But how does one go about designing a "fun" game? One of the reasons there are so many kinds of games (wargames, conflict games, area control games, cooperative games, track games) is because the goals of gamers with regard to what is fun aren't always the same. Not only are they different among different people, but they are different for the same individual at different times. For example, there are times when I want to play a little Battletech just to get out some aggression through robot vs robot conflict, but there are other times when I want to journey through Mirkwood with the help of my friend Jason in a cooperative fashion while playing Fantasy Flight's Lord of the Rings Living Card Game. And those are just two of my moods.
I've also learned from playing with History and Mystery that sometimes the game's rules aren't the most fun way to use the game's components. Let me just say that History and Mystery never cease to amaze me with regard to how they look at the world. The other day, I had BURN NOTICE on in the background while they were coloring. History looked up and saw the skyscraper condos overlooking the water and we had the following conversation:
HISTORY: That's pretty. Where is that daddy?

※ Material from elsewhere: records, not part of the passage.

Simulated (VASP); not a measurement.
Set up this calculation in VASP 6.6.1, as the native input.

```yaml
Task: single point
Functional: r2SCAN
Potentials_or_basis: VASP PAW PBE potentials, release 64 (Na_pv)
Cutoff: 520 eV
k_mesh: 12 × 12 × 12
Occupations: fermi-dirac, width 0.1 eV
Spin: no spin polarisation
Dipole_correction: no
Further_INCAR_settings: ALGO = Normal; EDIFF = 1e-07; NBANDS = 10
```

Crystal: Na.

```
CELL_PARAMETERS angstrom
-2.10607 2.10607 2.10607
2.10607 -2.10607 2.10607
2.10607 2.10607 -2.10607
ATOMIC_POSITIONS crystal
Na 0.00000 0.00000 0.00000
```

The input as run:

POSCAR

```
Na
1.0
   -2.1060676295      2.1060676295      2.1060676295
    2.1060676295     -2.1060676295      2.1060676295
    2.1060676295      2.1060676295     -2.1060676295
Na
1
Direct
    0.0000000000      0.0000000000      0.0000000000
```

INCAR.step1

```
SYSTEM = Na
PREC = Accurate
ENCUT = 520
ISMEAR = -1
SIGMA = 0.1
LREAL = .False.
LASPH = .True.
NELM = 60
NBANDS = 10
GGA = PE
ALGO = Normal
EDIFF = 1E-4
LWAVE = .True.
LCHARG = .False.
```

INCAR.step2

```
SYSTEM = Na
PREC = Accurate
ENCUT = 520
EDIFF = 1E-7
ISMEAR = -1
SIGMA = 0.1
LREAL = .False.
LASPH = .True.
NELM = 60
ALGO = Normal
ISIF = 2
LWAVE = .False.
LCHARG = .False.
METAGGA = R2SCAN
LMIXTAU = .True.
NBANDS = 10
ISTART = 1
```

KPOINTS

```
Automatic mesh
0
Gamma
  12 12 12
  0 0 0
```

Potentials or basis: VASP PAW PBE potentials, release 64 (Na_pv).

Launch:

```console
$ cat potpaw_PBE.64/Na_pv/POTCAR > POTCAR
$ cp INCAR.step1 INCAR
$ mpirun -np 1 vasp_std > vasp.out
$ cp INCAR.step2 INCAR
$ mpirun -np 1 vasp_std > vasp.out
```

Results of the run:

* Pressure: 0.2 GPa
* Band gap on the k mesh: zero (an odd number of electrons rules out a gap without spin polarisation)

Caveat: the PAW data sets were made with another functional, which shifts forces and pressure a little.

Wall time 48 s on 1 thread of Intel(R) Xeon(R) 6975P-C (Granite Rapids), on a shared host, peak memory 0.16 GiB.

ME: That, oh, that's Miami.
HISTORY: Why is it YOUR ami?
ME: (Laughing) No...it's not My ami, it's not Your ami, it's Miami.
MYSTERY: It's not Your ami, or History's ami, but is it My ami?I laughed for hours at the way their minds worked on that one. It still makes me laugh. I understood what they were getting at, and why they would mistake "Miami" for "My ami," but the way they are processing the information is hilarious. I do think I was finally able to convey that it was just the name of the city...
At least I think so.
The point is that History and Mystery sometimes look at things differently than I do, and when this is combined with what they constitute as fun it leads to some enjoyable house rules.
Let's take our game of Rattlesnake as an example. It's a simple game that comes with 12 very strong magnets that the players are trying to get rid of, and the first to do so wins the game. The players roll a die and it tells them what color snake they have to set their egg upon. If that egg disturbs another egg and they collide, then you have to pick up all the eggs that collided and have failed to get rid of any. The magnets are very strong and the board is small, so this game can get pretty zany.
As written, I like the game and History and Mystery hate it. You see "losing all your magnets" isn't fun for them. What IS fun is making the magnets collide and picking them up. For them, the loser is the first one to "lose" all of their eggs. They find it fun to acquire the eggs. What is interesting about this is that the trigger of the fun is the colliding of the magnets, which is one of the things I would argue is fun in the rules as written as well. It is the fun that is inherent in the components. The eggs have strong magnets that attract them to one another and they collide with a loud "clack!" That's great fun. That's great component fun, and it has nothing to do with the rules. With regard to what my daughters find fun, the rules as written have an objective diametrically opposed to their fun goal.
And this is where one sees the real importance of House Rules. When I was younger, I made house rules to fix "what was wrong" with a game or to do a particular thing "better." This led to the creation of a number of spell point systems, and no fewer than 5 versions of Superspeed for the DC Heroes role playing game. At the time, I thought I was fixing the game objectively. What I didn't understand, was that I was tweaking the rules to fit my fun-jective. Having feeble Wizards -- regardless of how they matched up with other characters at high levels -- was annoying to me as a fun objective. I wanted to play Gandalf or Merlin, I didn't want to be the apprentice in DRAGONSLAYER. That just didn't seem fun to me, and the rules disagreed with that fun. I liked the components of D&D -- the odd dice, the miniatures, and the rolling of 5 or 6 dice when casting fireball -- those were all fun activities. Heck, one of the reasons I love Champions is the opportunity to roll handfuls of dice. That's just a good time. My fun goal and the fun goal of the game weren't lined up, even though the fun inherent in using the components was the same.
Eventually, I learned to have a flexible definition of fun and to allow individual games to set the "magic circle" of what fun is being attempted. In doing so, I've come to appreciate design efforts I might otherwise have overlooked. Setting aside my personal fun-jectives from time to time leads to enjoyable experiences. Heck, my journey as a game master in roleplaying games has gone from grudging acceptance to joy as I came to view the GM "fun" rule to be "Losing the game in a dramatic way is the job of the Game Master." If you are losing properly, then the players are having fun. The key here is "in a dramatic way." There needs to be risk for the players, and character death must be an option. But it's like a TV show, in that you know the protagonists will usually win out...not always, but usually... and they'll rarely die. It depends on the game and the expectations, but players rarely enjoy investing time in creating a persona only to have it die as the GM laughs at how pathetic they are. Though that can be fun from time to time too.
History and Mystery have reminded me of how important it is sometimes to forget what the fun being attempted by a game is, and to see what kind of fun the components of the game are advocating. It was a nice refresher course for me, and it reminded me why I have all those Heroscape boxes lying around the house.